Amidst lock-down, while everything is shut off, I was dearly missing my daily dose of fish curry. All of sudden, got hold of good half a kilo of fresh Katla fish which demanded some special treatment. What else could be better to prepare a rich katla curry with creamy yogurt gravy? Indulged into the sheer joy of preparing the Doi Katla and then to have it with long grained rice. One of the few brighter spots in the time of containment.
Just to mention that, many moons back shared almost a similar recipe but with Salmon fillet ( Salmon with yogurt gravy (Doi Mach) ).
In fact one can prepare this dish with Rohu fish as well.
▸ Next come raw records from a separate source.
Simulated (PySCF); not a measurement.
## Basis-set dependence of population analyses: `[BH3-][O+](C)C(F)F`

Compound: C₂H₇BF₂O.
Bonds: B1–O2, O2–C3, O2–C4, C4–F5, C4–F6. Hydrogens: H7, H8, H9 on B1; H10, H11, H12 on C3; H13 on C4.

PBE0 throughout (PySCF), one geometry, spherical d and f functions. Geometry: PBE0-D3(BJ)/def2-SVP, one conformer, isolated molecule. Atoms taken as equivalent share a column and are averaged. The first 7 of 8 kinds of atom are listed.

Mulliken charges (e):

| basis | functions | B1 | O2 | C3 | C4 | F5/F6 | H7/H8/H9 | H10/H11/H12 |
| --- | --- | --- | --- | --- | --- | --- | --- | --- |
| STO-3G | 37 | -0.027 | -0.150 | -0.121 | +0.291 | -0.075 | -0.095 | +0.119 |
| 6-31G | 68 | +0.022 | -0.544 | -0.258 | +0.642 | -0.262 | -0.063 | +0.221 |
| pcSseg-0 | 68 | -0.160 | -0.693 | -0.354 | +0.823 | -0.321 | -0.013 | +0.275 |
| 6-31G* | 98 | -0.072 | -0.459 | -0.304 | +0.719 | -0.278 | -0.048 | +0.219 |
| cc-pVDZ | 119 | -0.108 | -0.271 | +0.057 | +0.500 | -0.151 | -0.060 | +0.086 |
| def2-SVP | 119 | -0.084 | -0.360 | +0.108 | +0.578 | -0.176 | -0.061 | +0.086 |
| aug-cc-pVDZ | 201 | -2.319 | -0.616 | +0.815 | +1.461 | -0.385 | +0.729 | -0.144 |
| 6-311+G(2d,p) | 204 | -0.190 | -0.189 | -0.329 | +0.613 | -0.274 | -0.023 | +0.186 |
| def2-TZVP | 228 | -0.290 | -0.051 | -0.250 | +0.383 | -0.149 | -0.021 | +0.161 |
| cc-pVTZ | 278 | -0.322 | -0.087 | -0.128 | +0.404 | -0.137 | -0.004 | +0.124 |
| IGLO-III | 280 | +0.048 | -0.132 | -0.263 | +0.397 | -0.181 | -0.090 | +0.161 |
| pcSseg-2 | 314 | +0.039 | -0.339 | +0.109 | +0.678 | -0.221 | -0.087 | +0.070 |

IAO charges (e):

Ingredients to serve 2-3 :
- Katla fish (medium size pieces) – 300 gm.
- Paste of 2 small onion
- Paste of 3 cloves of garlic, 1 inch piece of ginger and 2 green chillies
- Paste of 5 soaked almonds/ cashew nuts (optional)
- Beaten yogurt – 2 tbspoon
- Whole garam masala (cinnamon – 1 inch stick, green cardamom – 2, clove – 3)
- Bay leaf – 1
- Dry red chilli – 1
- Cumin seeds – ½ tespoon
- Turmeric powder – 1 teaspoon
- Red chilli powder – ½ teaspoon
- Cumin powder – ¼ teaspoon
- Salt to taste
- Sugar – ½ teaspoon
- Mustard oil – 7-8 thspoon
Remove the scales of Katla pieces, keeping the skin intact, and wash them thoroughly. Coat the pieces with salt and ½ teaspoon of turmeric powder, leave for 10-15 minutes.
Heat oil in a frying pan or kadai over medium flame.
Fry the fishes into the hot oil till golden in colour and keep aside.
Add whole garam masala, bay leaf, dry red chilli and cumin seeds in the remaining oil. Saute for a while.
Then add onion paste and fry for 2-3 minutes on medium flame.
Add ginger-garlic-green chilli paste and continue frying till oil separates from the mixture and the onion paste become golden brown.
Now add remaining turmeric powder, red chilli powder and cumin powder, cook till their raw flavour goes off.
Then add beaten yogurt and almond paste, cook till raw flavour of yogurt goes off.
Now add 2 cups (small) of water and mix it well to the spice mixture.
Add fried fish pieces to the gravy once water starts boiling.
Cover the kadai with a lid and let it cook for few minutes till the gravy thicken to your desired consistency.
Put the gas off, wait for two minutes and then transfer the fish in a serving bowl.
Serve with plain rice.
Always use the yogurt while it is in room temperature and beat it until creamy. Stir well after the addition of the yogurt. Otherwise the yogurt can separate in the gravy.